A few states have already had success operationalizing DERs as system resources, even before a full IDP process. For example, non-wires alternatives (NWA) demonstration projects in New York and California, including a recent decision to permit Pacific Gas & Electric to procure storage and DERs to replace uneconomic gas resources, are already underway.
Even with overwhelming evidence showing these resources provide benefits, in specific instances regulators, stakeholders and even utilities can't tell whether and to what extent they should be part of utility system planning. Environmental and consumer advocates cry out for cheaper, cleaner options to be included, but lack the information necessary to rebut specific utility proposals — this happens in integrated resource plans, grid modernization plans and utility rate cases.
IDP is uncovering information essential to incorporating demand-side resources into utility planning, revealing system needs such as local generation and substation upgrades that can be met with a combination of conventional resources and DER in California and New York. Calls to undertake hosting capacity analysis have resulted in improved distributed generation connection times in California and Hawaii, but the full potential for demand-side resources and more comprehensive NWAs to become part of grid planning still eludes even DER vanguard-states.
Efforts to organize and release publicly available data are essential to an affordable, reliable, clean electric grid because they illuminate the potential and value of dynamic load, storage, and other resources to balance the variability of solar and wind.
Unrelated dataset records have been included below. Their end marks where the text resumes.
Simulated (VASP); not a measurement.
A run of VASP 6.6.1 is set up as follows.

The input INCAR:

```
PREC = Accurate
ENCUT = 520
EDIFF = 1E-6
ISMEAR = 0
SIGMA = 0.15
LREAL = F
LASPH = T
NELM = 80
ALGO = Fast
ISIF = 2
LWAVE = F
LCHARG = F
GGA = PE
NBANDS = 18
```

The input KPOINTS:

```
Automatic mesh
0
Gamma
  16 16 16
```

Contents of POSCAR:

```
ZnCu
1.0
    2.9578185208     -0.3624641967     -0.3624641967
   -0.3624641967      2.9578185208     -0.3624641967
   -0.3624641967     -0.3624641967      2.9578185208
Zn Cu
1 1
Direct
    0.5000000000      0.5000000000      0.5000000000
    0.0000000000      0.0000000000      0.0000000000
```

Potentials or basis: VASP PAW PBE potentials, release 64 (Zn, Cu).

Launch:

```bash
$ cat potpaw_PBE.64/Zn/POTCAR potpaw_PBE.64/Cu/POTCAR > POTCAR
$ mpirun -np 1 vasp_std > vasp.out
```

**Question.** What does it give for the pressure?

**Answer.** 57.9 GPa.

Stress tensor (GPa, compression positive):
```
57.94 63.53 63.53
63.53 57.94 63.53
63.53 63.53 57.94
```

Two fundamental questions emerge from this information: Who should process, manage, and share all this data, and who should administer competitive solicitations for NWAs? The tension was apparent in a recent Utility Dive article covering the Interstate Renewable Energy Council's Guide for State Regulators on Hosting Capacity Analyses. Utility and Electric Power Research Institute representatives argue that mandates to share system capacity for DERs in real-time are premature, while DER advocates say policymakers must take bold steps and move quickly.
Given the underlying incentives that virtually punish utilities for collaborating with DER providers, the old question of utility incentives and information needs comes up again in the context of IDP itself. Given the incentives at play, can utilities really do IDP well?
An outcome-oriented approach for integrated distribution planning
Under the emerging approaches to IDP, utilities are required to several things they never did before:
- Quantify and reveal DER hosting capacity
- Quantify and reveal system needs before investing in solutions
- Anticipate DER deployment and incorporate DERs into other planning exercises
- Communicate data more or less in real-time
- Empower customers to share energy demand data with DER providers
- Solicit proposals from DER providers to aggregate customers and provide grid services
Utilities are infrastructure companies with less experience in information and data management, meaning they may need new internal capabilities to meet these demands — but cost of service regulation (COSR) provides no upside for this kind of innovation. In fact, the more successful a utility is at integrated distribution system planning, the more likely they are to defer or displace the need for utility-owned infrastructure. Under COSR, the winning proposition for ratepayers is often a losing proposition for utility investors.
Without changing the utility's business model and its financial incentives at the front end, the chances of a successful IDP at the back end are pretty slim.
PBR aligns utility incentives to ensure they become more profitable by rolling out IDP to maximize system and customer benefits. In particular, putting capital expenditures on equal footing with operational expenditures is an important nut to crack. Advanced Energy Economy Institute's Utility Earnings in a Service-Oriented World highlights the opportunities and challenges of equalizing solutions that require utility capital expenditures versus operational expenditures.
For example, New York's DER alternative demonstration projects allow utilities to place DER contract expenses into regulatory asset accounts, meaning they can earn a regulated rate of return on certain operational expenses. This is accompanied by a shared savings mechanism, allowing the utility to make additional profits that scale with the size of the savings relative to the conventional solution. This approach is also being tried in Rhode Island and explored in Hawaii, California and Minnesota.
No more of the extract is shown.